Floyd Falcon, Albany, LA, for Defendant/Appellant, Dale Tate.

Before CARTER, C.J., WHIPPLE and DOWNING, JJ.

DOWNING, J.

This is an appeal from a judgment amending an earlier final judgment of partition pursuant to the plaintiffs Rule to Amend Judgment. For the following reasons, we affirm.

FACTS AND PROCEDURAL HISTORY

Plaintiff, Gwen Tate, and defendant, Roger Dale Tate, were divorced in 1990. On April 26, 2000, plaintiff filed a petition for partition of community property, seeking judicial partition of the community liabilities *1011 and assets, including defendant's state retirement. By judgment dated July 1, 2002, the trial court partitioned the parties' assets and liabilities and specifically partitioned the community's interest in defendant's state retirement as follows:

IT IS FURTHER ORDERED, ADJUDGED AND DECREED that GWEN TATE is entitled to the Sims calculation of Defendant's retirement, being
One-half (1/2) of a fraction, the numerator of which is the portion of the lump sum refund of accumulated contributions or of the benefit which is attributable to the years of service credit earned or purchased by Roger Dale Tate during the existence of the aforesaid community property regime, to wit, from September 29, 1969, until March 22, 1988, and the denominator of which is the total lump sum or benefit.

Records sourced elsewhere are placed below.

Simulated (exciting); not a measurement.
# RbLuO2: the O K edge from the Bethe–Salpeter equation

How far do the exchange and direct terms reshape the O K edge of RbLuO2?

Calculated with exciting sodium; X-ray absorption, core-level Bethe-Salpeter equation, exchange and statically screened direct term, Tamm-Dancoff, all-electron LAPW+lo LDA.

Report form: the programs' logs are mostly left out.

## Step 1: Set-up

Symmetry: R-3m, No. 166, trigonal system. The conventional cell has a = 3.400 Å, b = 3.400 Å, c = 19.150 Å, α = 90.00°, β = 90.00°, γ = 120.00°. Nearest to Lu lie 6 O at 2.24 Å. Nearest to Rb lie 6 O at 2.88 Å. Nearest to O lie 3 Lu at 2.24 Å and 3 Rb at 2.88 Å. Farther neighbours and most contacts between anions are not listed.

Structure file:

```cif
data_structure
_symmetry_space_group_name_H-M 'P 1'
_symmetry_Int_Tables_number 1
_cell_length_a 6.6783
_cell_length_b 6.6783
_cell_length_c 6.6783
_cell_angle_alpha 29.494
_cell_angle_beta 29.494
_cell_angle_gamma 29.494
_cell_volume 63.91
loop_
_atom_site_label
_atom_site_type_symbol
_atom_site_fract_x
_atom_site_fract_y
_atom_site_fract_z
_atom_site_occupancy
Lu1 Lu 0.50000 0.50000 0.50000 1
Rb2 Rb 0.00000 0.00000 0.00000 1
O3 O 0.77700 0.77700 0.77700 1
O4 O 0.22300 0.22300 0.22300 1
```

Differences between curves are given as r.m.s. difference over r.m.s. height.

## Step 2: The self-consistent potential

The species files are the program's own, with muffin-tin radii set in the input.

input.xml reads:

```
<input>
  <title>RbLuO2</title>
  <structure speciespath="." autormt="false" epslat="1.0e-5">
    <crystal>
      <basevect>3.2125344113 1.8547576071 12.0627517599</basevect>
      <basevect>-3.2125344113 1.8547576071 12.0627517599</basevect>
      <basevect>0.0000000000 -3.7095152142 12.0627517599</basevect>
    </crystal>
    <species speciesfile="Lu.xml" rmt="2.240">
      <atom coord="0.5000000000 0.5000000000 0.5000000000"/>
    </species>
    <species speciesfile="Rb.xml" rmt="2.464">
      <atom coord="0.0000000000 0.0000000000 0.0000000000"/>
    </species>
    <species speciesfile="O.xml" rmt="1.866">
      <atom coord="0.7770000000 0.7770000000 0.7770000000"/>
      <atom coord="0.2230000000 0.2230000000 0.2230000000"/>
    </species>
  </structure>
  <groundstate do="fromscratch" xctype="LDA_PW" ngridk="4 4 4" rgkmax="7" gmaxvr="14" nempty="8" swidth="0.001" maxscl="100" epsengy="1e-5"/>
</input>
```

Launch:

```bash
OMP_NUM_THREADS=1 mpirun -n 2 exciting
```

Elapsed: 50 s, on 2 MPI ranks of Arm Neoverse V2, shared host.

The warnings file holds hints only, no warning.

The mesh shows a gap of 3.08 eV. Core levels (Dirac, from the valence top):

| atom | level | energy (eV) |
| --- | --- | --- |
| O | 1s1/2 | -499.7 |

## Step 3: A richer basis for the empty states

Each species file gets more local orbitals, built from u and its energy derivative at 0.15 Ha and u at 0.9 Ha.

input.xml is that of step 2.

(Emphasis by italics added). Neither party filed a motion for new trial in regard to the July 1, 2002 judgment of partition, nor was the judgment appealed.

On November 14, 2007, Plaintiff filed a Rule to Amend Judgment, averring that the portion of the July 2, 2002 judgment partitioning the community's interest in defendant's state retirement "was not drafted correctly and must be modified." Thus, plaintiff sought to have the July 1, 2002 judgment amended to reflect a change in the denominator of the formula from "the total lump sum or benefit," as provided in the original judgment, to "the total number of years of service credit ROGER DALE TATE has with LASERS as of the date of fund [sic] or benefits become payable by LASERS."

Defendant responded by filing a declinatory exception raising the objection of lack of subject matter jurisdiction and a peremptory exception raising the objection of no cause of action. Defendant averred that the amendment sought by plaintiff in her Rule to Amend was substantive. Thus, he asserted that because plaintiff had not filed a motion for new trial or appealed the July 1, 2002 judgment, the trial court was now without jurisdiction to amend the substance of the judgment. Additionally, defendant averred that the Rule to Amend failed to state a cause of action because, even if the facts set forth in the Rule were accepted as true, the requested amendment could not be allowed.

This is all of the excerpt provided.